Long short-term memory (LSTM ) is an artificial recurrent neural network architecture used in the field of deep learning. It is commonly used for time series prediction, speech recognition, music/rhythm learning, handwriting recognition, and sign language translation. It is very difficult to visualize for the average software developer. Our team was inspired to tackle this problem by making this machine learning model as easily accessible as possible. This was done by developing a natural language processing machine learning project with a data visualization.
What it does
When the user enters in a review, the model analyzes whether each word is of positive or negative sentiment. When the user enters in a review, the model analyzes whether each word is of positive or negative sentiment. It outputs the review with each word highlighted green or red respectively.
How we built it
The model was built using Keras based on an IMDB movie review sentiment classification dataset. We created and packaged a BentoML service and were able to get it Dockerized.
Open Source Technologies
The training and definition of the model was done through Keras. We served and containerized the model using BentoML. Data pre-processing was done using scikit-learn.

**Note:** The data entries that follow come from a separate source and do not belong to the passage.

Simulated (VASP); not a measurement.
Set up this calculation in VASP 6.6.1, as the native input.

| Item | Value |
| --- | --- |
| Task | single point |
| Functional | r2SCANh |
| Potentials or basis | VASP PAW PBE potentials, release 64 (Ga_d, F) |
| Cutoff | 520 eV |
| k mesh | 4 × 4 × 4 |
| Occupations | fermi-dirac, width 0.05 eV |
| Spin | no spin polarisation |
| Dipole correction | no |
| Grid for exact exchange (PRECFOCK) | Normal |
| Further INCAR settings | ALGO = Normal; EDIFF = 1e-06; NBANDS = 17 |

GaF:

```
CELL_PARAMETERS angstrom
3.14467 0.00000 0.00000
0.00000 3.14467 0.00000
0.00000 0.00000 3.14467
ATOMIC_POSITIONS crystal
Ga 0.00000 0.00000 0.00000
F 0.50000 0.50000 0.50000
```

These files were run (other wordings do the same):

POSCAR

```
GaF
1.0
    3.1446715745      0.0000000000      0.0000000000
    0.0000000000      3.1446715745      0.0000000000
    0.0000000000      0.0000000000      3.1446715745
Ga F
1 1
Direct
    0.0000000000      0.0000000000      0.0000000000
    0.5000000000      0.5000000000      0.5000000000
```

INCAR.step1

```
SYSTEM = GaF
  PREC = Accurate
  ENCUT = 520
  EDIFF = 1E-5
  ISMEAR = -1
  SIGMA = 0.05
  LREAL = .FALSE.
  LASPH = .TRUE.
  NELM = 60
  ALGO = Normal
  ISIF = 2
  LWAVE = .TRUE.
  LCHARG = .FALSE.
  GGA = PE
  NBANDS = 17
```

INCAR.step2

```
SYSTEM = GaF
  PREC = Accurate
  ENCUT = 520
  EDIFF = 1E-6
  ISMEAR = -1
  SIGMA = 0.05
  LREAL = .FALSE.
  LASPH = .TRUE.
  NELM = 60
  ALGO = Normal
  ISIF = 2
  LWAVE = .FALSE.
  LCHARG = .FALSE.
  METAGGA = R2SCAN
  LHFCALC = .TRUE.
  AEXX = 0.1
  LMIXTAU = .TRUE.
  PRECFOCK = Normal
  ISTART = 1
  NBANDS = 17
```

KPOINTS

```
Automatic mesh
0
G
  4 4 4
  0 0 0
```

Our team of three people from different time zones applied the Open Source best practices using Github for easier collaboration. We used Github Projects to plan our project on a high level in addition to the use of branches, pull requests, reviewing each other’s code, writing a comprehensive README, and using issues to track tasks.
Challenges we ran into
- Coordinating conflicting schedules and timezones. We missed being able to pair program
- Deciding on a simple neural network architecture to implement and train
- Recovering the character-by-character breakdown was kinda hacky
- Finding a way to deploy the application. We tried pythoneverywhere, heroku, and firebase - ultimately decided to use Github Pages
- Github Merge conflicts
- Figure out how to serve the model using BentoML and Docker struggles
Accomplishments that we're proud of
It works! We were really proud of the fact that we managed to go from 0 BentoML knowledge to a working BentoML deployment in the span of a hackathon. The hack is complete and the team achieved everything we wanted. For a live demonstration of our complete hack https://github.com/MLH-Fellowship/0.1.2-sentiment-analysis-visualization.
What we learned
- Building a data modeling pipeline end-to-end
- How to package and serve a BentoML model
- Implement the Keras tokenizer outside of Keras
What's next for Movie Review Sentiment Analysis
- Train with other data sets to test how sentiment of other topics is shown (since IMDB dataset was used exclusively).
- Make the Web UI more clean